Introduction to Power Query with Power BI

Jordan Hohepa, 16 June 2017

This blog is the second in a series of blogs focused on Microsoft’s analytics service, Power BI. In the previous blog I focused on importing data into the Power BI desktop version, while in this blog I will be focusing on Power Query. The data I imported as an example was from the “Rotten Tomatoes Top 100” Web Page and I will continue to use that data in this blog.


Power Query is a Self-Service ETL (Extract, Transform, Load) tool which is used to ‘transform’ the data imported. Importing data is part of the Power Query step but I decided to cover it on its own in the previous blog. The screenshot above shows the Query Editor window which can be split into four areas:

- The ribbon on top contains buttons which can be used to interact with the table.

- The left pane displays the imported tables.

- The centre pane displays the data of the selected table or selected step

- The right pane shows the Query Settings which contain the properties of the table and the applied steps.

I won’t be going into depth for these areas, but will instead give a quick example using the imported movie data.


The first thing I noticed with the data was that the Table name wasn’t informative, as the imported table name was “Table 2”. In the screenshot above you can see that by right clicking that table, a set of options are given to edit it. In this example, I will be renaming the table to “Top 100 Movies”.


When interacting with the centre pane we are provided with many different options, allowing us to edit how the data is displayed. Within the table I was given, the 'Ratings' column displayed the values as a percentage in 2 decimal places. As you can see in the screenshot above I could edit this by right clicking the column, going to Change Type and selecting Decimal Number. After this I could rearrange the column order simply by dragging and dropping columns.


The screenshot above now includes the right pane which displays the applied steps. These steps show what transformations will be applied whenever the data is retrieved or refreshed. As you can see it includes the steps we had just done earlier, such as changing the type and reordering the columns.

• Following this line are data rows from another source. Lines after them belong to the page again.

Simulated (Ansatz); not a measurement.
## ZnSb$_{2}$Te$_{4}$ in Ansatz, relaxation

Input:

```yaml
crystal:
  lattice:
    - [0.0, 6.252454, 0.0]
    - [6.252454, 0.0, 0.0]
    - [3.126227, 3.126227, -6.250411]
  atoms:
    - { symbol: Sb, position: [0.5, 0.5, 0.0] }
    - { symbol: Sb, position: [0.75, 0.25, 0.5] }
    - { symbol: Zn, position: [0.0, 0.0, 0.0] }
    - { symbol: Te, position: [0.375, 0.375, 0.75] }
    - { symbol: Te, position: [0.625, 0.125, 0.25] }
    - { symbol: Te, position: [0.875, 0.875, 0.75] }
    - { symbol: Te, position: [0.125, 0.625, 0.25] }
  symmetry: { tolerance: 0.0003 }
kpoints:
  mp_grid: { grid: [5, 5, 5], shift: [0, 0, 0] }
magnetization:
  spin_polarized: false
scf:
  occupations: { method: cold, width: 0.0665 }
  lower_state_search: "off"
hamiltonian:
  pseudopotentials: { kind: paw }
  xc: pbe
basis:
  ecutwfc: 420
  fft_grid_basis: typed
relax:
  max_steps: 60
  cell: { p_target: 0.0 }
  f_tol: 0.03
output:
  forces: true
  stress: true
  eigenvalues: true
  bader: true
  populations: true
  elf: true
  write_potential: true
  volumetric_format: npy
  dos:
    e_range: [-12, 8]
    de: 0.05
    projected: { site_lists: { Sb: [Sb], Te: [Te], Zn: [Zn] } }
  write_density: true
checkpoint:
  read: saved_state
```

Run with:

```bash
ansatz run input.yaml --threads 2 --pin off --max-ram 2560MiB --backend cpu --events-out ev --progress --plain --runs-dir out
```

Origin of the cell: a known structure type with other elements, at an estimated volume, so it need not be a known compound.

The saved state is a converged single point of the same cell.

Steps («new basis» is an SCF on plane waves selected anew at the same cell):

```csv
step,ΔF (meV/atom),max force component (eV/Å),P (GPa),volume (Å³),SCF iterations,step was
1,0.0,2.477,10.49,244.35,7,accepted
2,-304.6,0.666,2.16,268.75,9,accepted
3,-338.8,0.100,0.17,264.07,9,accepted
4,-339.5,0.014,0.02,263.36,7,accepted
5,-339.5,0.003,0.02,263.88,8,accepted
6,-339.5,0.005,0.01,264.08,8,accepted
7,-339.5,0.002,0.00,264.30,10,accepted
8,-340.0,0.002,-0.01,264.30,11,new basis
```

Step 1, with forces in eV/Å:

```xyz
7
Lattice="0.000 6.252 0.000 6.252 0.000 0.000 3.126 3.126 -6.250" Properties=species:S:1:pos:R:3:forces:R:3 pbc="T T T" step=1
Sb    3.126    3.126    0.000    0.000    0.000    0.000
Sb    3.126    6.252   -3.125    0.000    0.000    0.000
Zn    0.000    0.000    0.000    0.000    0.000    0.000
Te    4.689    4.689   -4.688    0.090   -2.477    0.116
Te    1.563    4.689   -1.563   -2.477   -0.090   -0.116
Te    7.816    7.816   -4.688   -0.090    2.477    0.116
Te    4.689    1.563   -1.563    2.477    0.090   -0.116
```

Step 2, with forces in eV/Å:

For the last part of this example I am going to use the Split Column feature which is located in the ribbon under the 'Transform' tab. With the retrieved data, the title column contains both the title of the film and the year it was released which I would like to split into two separate columns. As you can see in the screenshot above I can split a single column into two different columns using a delimiter of my choice. Doing this twice, once for each bracket, allows me to split up the columns and remove the surrounding brackets.


The final screenshot shows the updated table with all the transformation steps applied. Selecting ‘Close & Apply’ in the ribbon will save all these changes and allow us to move onto Power Pivot which will be covered in the next blog.